Section #8

November 8th, 2020

Written by Brahm Capoor, Parth Sarin, Juliette Woodrow and Peter Maldonado

Finding Grandparents

Implement a function find_grandchildren, which given a dictionary parents whose keys are strings representing parent names and whose values are lists of those parent's children's names, produces and return s a dictionary mapping from people's names to those lists of those people's grandchildren's names.

For example, given this dictionary:

parents_to_children = {
  'Khaled': ['Chibundu', 'Jesmyn'],
  'Daniel': ['Khaled', 'Eve'],
  'Jesmyn': ['Frank'],
  'Eve': ['Grace']

Daniel's grandchildren are Chibundu, Jesmyn and Grace, since those are the children of his children. Additionally, Khaled is Frank's grandparent, since Frank's parent is Khaled's child. Therefore, calling find_grandchildren (parents_to_children) returns this dictionary:

  'Khaled': ['Frank'],
  'Daniel': ['Chibundu', 'Jesmyn', 'Grace']
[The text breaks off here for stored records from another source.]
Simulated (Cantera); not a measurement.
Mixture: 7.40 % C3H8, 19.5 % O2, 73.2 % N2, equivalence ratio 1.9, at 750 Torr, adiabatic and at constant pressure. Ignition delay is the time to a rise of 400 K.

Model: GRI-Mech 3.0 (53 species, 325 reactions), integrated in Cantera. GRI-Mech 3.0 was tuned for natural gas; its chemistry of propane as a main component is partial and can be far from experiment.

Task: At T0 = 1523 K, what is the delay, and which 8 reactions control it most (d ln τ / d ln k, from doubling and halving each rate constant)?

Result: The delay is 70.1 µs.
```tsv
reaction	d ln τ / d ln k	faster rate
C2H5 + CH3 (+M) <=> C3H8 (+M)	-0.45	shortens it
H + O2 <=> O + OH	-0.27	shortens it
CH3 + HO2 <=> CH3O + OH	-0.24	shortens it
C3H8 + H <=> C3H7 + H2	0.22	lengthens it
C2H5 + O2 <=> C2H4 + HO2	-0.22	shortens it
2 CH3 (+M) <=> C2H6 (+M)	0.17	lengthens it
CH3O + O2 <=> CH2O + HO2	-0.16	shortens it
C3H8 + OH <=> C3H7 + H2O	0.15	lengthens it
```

Note that the people who aren't grandparents don't show up as keys in the new dictionary

Contact Tracing

Stanford has enlisted your help to do contact tracing on campus. Thanks to cell phone data, they have a list of everyone who was on campus and their locations throughout the day. This data is stored in a file called locations.txt, which is provided as the constant LOCATION_FILE. Here are the first few lines:

Leonida, 11:30, CoHo
Natalya, 10:00, CoHo
Vashti, 8:00, Mausoleum
Nathanial, 11:00, Roble Arts Gym
Alexis, 7:00, Ricker
Noelle, 9:30, Lathrop
Salvador, 10:00, Law School Terrace

Notice that each line is of the form {name}, {time}, {location}. Each line represents a single person-location timestamp indicating that {name} was at {location} at {time}. So, the line Leonida, 11:30, CoHo means that Leonida was at CoHo at 11:30am. Additionally, this file contains all the location data for every person on campus, in 30-minute increments between 7am and 12:30pm.

At 12:30pm, Rosalind found out that they were sick, so Stanford wants to find everyone that Rosalind came in contact with throughout the day.

Write a function find_contacts(target, location_file) which returns a a list of people that target came in contact with based on the data in location_file. target will be a name from the location file. More precisely, we say that two people "came in contact" if, at any point during the day, they were in the same location. For example, if this was the location data:

Juliette, 8:00, CoHo
Juliette, 8:30, CoHo
Parth, 8:30, CoHo
Tori, 9:00, CoHo

then Juliette and Parth came in contact (they were both at CoHo at 8:30), but neither came in contact with Tori.

While we don't have any requirements for how you do this, we recommend you solve this problem in two parts:

  1. Open the LOCATION_FILE and parse the data. We suggest that you store this data in a dictionary where every key is a name. The value associated to a name should be another dictionary. The inner dictionary should map a time to a location if the person was in that location at that time. For the CoHo example above, this would look like:
      'Juliette': {'8:00': 'CoHo', '8:30': 'CoHo'},
      'Parth': {'8:30': 'CoHo'},
      'Tori': {'9:00': 'CoHo'}
  2. After you've loaded the data, extract the target's path through the day. Compare everyone's path to the target's path and add their names to a list if they came in contact.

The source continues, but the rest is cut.